Standard laboratory PFAS analysis costs more than $200 per sample, requires specialist handling, and typically returns results over multiple days. Scaling that model across the thousands of supply points now subject to mandatory screening under the EU Drinking Water Directive, limits that took legal effect on January 12, 2026, is neither logistically practical nor financially sustainable for most utilities. Across Europe, regulators have identified more than 23,000 contaminated sites, and centralized laboratory services cannot serve that demand efficiently at scale.

"If we view the traditional lab test as the 'PCR test' of water monitoring, our technology is closer to a rapid test kit, while still providing quantitative results," said Dr. Ming Zhou, lead researcher on the project. Zhou's team describes the design as deliberately accessible, though performance across short-chain and ultra-short-chain PFAS compounds remains to be fully validated. The device currently targets perfluorooctanoic acid, and commercial-scale deployment remains a future milestone.

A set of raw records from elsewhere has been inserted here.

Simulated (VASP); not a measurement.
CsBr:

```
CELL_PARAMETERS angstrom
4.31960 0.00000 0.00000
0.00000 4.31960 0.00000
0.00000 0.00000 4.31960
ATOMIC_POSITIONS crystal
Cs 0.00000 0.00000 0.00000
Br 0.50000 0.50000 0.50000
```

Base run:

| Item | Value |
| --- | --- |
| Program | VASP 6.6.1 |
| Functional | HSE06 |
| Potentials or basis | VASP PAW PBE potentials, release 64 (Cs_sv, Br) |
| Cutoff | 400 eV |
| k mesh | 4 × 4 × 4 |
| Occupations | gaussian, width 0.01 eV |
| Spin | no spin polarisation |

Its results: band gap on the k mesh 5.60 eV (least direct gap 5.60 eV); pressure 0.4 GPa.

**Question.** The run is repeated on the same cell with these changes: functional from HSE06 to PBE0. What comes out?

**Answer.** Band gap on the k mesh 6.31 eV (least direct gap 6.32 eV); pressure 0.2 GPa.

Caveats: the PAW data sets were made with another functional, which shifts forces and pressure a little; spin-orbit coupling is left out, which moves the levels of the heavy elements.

Built on standard lateral-flow manufacturing infrastructure, the sensor carries a clearer production pathway than many competing architectures under development. Field screening at this cost and speed could shift compliance from reactive exceedance reporting toward proactive, real-time oversight, a meaningful structural change in how utilities meet their legal obligations.

Research pipelines on three continents are converging on affordable PFAS detection, and the race to reach commercial scale is intensifying. The results of that competition could shape regulatory strategy and infrastructure investment across the water sector for years ahead.